Kubernetes Is Everywhere, So What's Next?
January 12, 2022

Marie Ponseel
Traefik Labs

In the past few years, Kubernetes (open sourced by Google in 2014) has moved from the bleeding edge of technology to critical mass adoption. Kubernetes is a container orchestration system that has democratized distributed, microservice-based architectures for at-scale deployments, thrusting businesses into a new generation of cloud native computing.

Kubernetes usage is clearly on the rise. Yet more and more companies using Kubernetes with applications in production are facing challenges managing and operating the systems. This begged the question: Which challenges are commonplace, and what patterns can we observe from Kubernetes usage?

To answer this question, over 1,000 software engineers, DevOps practitioners, and IT architects were surveyed. The report, Managing and Scaling Applications in Kubernetes, was published last year and revealed three key insights:

1. While everyone is using Kubernetes, not everything runs in Kubernetes

Kubernetes adoption is high — a whopping 70% of survey respondents reported using Kubernetes-based container orchestrators for at least one business project. Yet 58% of respondents were running less than half of their applications in Kubernetes. IT departments everywhere have adopted Kubernetes, but their deployments are often limited to non-critical applications. As Kubernetes continues to evolve, new challenges are emerging as businesses strive to scale existing deployments. 
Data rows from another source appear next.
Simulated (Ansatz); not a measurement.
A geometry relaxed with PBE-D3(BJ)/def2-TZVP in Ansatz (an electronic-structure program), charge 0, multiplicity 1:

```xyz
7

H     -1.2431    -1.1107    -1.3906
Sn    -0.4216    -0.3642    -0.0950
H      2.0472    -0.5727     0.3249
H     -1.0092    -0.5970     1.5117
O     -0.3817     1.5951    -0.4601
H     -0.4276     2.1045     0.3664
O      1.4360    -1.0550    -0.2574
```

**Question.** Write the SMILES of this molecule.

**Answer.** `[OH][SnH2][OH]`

2. Increased adoption leads to increased complexity

As Kubernetes grows in popularity, it fragments and becomes exponentially complex. While the use of Kubernetes is prevalent, not all deployments are uniform. DevOps teams are deploying Kubernetes in a multitude of ways. Most companies operate heterogeneous environments where no two clusters are alike. This has its advantages, as it grants organizations the chance to put each workload in the environment that suits it most. It also creates complexity, as Kubernetes environments become increasingly multi-cluster, multi-cloud, and multi-ingress.

As businesses scale the size of their data footprint, it rarely makes sense to deploy all their infrastructure in just one Kubernetes cluster. Multi-cluster is a strategy for deploying an application across multiple Kubernetes clusters, treating clusters as disposable commodities. This brings availability, improved latency, better performance, isolation, and operational readiness. According to the survey, more than 60% of Kubernetes users are running two or more clusters in production. They are doing so to separate services across tiers, locales, teams, or providers - and adding to the complexity of their infrastructure in the process.

The future is multi-cloud. More and more organizations are using multiple public clouds at the same time, different clouds for different workloads, and combining public clouds with traditional on-prem infrastructures (ie. hybrid cloud). Multi-cloud strategies increase agility and flexibility, minimize vendor lock-in, benefit from best-of-breed features, and improve cost efficiency. Crucially, they allow businesses to control the geography of applications and adhere to stringent data regulations as a result. More than half of survey respondents were using multi-cloud (AWS and GCP were the primary clouds) and valuing the flexibility to run applications where needed.

With time, a vast and fragmented cloud native ecosystem with hundreds of competing and overlapping vendors, tools, and platforms has grown around Kubernetes. Dozens of tools are required to manage today's distributed environments. Over 60% of survey respondents use multi-ingress solutions to manage access to Kubernetes clusters, indicating the use of disparate toolsets to manage the growing array of technologies as end-users navigate a landscape filled with similar vendors and offerings. 

3. Heterogeneous in nature, today's Kubernetes environments are difficult to manage and operate

Today's world is multi-everything and heterogeneous in nature. The growing array of clusters, clouds, and ingresses being used all at once is compounding the innate complexity of Kubernetes. This creates a number of challenges for the management and operations of Kubernetes environments.

Troubleshooting was highlighted as a top concern for DevOps teams. It is difficult to identify the root cause of problems when applications are distributed and deployments are diverse.

As companies add more and more technologies to their stacks, observability becomes an uphill battle. Each solution comes with its tools and can be quite siloed in its own right. Without a single pane of glass across heterogeneous environments, visibility into clusters and ingresses can be opaque.

And even though most companies today already use an observability platform (the survey showed 74% use Grafana and 68% use Prometheus), there is evidence that these tools are not sufficient. Setup and configuration is often difficult and time-consuming, and when incidents occur, developers prefer to log directly into clusters to manually review logs.

Observability is crucial for managing and operating Kubernetes environments, but the heterogeneity of the technology makes it a key challenge for DevOps teams. 

Kubernetes has become the de facto standard for container orchestration and has been adopted en masse across all industries. Yet new emerging challenges must now be overcome before businesses can scale existing deployments. As Kubernetes and its surrounding ecosystem continues to evolve, applications become increasingly fragmented, distributed, and heterogeneous — a key trend that will likely continue for the foreseeable future.